## 21 May, 2015

### Beta-Binomial Empirical Bayes

When you have a set of random variables - say, batting averages of a group of players - building a model that allows for "borrowing" of information from can greatly improve estimation. In the case of batting averages, say a player has a batting average of 0.400 over 45 at-bats. Any baseball fan knows that's unsustainably high - but the raw prediction doesn't "know." All the raw prediction knows is that a player went to bat 45 times and got 18 hits - so the best prediction of that player's future is 0.400. But if it also can somehow know that 0.400 is the highest batting average in a group of players, then that information can be used - possibly, to predict that some amount of regression towards the mean is due.

A basic statistical model that involves a group of similar probability distributions can often be improved by adding something that allows the model from one player to access the information from another player. One technique common in statistical modeling is to add a distribution "underneath" (or on top of, depending on how you visualize it) the individual probability distributions for each player. This is known as a "mixing" distribution, and it represents the probability distribution of the "true" parameters for each player.

In the batting averages example, it represents the distribution of batting averages. For example, you could use the mixing distribution to answer to questions such as "If I randomly select a batter, what is the probability that he has a true batting average greater than 0.250?" or "If I randomly select a batter, what is the probability that I see 5 hits in 30 at bats?" - essentially, sampling from the pool of all batters rather than looking at an individual one.

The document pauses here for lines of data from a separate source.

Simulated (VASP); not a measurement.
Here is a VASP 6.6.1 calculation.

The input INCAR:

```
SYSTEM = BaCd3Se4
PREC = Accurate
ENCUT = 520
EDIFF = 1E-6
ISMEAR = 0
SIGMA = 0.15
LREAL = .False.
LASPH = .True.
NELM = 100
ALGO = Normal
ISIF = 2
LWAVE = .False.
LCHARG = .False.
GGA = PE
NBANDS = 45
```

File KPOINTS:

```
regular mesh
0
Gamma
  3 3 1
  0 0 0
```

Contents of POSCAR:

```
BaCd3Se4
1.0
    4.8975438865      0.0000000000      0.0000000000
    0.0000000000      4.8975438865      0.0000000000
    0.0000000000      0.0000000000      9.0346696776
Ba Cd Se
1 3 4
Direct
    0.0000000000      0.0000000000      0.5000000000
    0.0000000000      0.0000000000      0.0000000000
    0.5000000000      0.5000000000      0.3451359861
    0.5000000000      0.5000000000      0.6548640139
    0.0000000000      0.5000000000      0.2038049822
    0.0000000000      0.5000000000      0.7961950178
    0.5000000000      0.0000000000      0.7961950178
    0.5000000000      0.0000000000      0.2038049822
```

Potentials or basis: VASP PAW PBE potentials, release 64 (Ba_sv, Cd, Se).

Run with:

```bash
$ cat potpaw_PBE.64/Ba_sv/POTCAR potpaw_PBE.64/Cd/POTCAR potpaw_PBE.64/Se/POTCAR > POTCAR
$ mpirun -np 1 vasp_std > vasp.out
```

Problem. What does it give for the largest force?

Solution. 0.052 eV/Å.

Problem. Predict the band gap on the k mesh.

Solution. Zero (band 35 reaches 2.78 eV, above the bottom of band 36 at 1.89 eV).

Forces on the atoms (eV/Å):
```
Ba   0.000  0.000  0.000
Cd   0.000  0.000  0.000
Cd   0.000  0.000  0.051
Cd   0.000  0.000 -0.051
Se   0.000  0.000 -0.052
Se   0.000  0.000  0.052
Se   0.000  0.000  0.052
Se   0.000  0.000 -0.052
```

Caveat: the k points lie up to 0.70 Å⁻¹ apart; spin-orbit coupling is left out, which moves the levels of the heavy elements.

## The Beta-Binomial Model

A very common statistical model of this form is called the beta-binomial model (I'm going to assume you're familiar with both the beta and binomial distributions individually). The basic formulation is

$y_i \sim Bin(\theta_i, n_i)$
$\theta_i \sim Beta(\alpha, \beta)$

This model assumes player $i$ has a "true" batting average represented by constant proportion $\theta_i$, where $0 \le \theta_i \le 1$. Of course, we don't actually know that each $\theta_i$ exists, any more than we know that it follows a binomial distribution or know that there's a beta distribution underneath it. But what this model does allow is the sharing of information - in this case, the beta distribution is the mixing distribution - which is very, very useful to us.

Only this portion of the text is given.